It seems that 2015 is meant to be a somewhat upside down year of new opportunities and challenges.
When I first found out that my place of employment was moving very far out of my travelling reach, I was stressed. Rumours had been doing the rounds for months, but you kind of hope that it won’t happen too soon and that you would still have more time to sort your life out.
Well, it seems that there is to be no such reprieve and that I’d better start thinking of other things to do, as my company doesn’t offer the option to work from home or flexible working hours.
Why this may be a good thing
After getting over the initial shock, I started reflecting on why this move may actually be a good thing.
- I’ve been working for this company for almost 11 years and I’ve come to realise that for the last while I’ve basically been stuck there for the money. I’ve been feeling that I could do better and I should be doing something else, but I always kept hanging on for the money. It is unfortunately notoriously difficult to find a job that pays a fairly good salary in Cape Town.
- While I’ve started sending out my cv, I’ve also realised that I can actually do anything I want to do. It is a strange feeling of relief mingled with a fear of the unknown. This may be the one chance that I will have to transform my life and to create a lifestyle that will be healthier and more sustainable for my family in the long run. So while I’m applying for jobs, I’m also looking at other opportunities.
- I’m starting to feel a sense of ambition and challenge again. Lately I’ve become too settled in my uncomfortable office chair.
There are two main negatives to this situation, namely the possible loss of a stable income and the uncertainty.
But something strange has started happening to me over the last few days. I find myself falling in love with the uncertainty and the endless possibilities it offers.
Being somewhat of a control freak, I’ve actually always hated uncertainty. I wanted to plan my life as far as possible, knowing exactly what would happen when, leaving very little room for spontaneity.
However, this year, I’ve decided to let go and see what happens. I will do my best to put things in motion, but it is likely that the outcomes will remain uncertain for a while and I will accept that.

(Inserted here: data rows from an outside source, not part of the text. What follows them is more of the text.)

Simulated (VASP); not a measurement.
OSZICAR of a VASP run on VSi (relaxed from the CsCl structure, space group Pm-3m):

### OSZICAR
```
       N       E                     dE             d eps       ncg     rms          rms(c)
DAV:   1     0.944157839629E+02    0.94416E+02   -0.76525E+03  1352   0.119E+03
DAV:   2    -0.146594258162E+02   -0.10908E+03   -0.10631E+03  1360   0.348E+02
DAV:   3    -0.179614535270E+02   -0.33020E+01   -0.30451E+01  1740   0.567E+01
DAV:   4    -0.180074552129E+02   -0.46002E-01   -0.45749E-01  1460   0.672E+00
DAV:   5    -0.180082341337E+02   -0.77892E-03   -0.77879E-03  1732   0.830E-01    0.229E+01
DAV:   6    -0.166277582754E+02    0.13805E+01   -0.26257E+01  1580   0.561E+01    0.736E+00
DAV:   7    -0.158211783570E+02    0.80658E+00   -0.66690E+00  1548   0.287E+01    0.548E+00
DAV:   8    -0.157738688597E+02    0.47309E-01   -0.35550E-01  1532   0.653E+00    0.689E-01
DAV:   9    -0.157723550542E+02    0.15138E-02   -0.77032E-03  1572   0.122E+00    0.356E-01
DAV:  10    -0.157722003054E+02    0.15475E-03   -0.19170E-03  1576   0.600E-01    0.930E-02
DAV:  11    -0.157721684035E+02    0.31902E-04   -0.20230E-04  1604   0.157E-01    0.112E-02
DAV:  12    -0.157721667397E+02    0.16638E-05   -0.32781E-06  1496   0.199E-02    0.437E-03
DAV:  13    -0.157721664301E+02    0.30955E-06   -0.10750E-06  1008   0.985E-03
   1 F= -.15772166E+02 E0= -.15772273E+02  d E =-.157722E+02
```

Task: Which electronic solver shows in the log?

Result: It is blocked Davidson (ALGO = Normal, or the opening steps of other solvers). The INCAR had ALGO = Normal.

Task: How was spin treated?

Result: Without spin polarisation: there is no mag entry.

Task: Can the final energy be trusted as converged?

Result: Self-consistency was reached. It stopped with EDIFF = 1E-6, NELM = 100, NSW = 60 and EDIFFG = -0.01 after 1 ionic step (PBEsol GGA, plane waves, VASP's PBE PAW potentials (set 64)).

I think the loss of my unborn baby a few weeks ago, has put me on this road. This sad event has taught me that you can’t plan everything in life and there is sometimes very little that you can do when things don’t turn out the way you want them to.
But I’ve also learnt that you will come out a stronger person on the other side of the challenge. And then you will go on to create the life that you really want for yourself and your loved ones.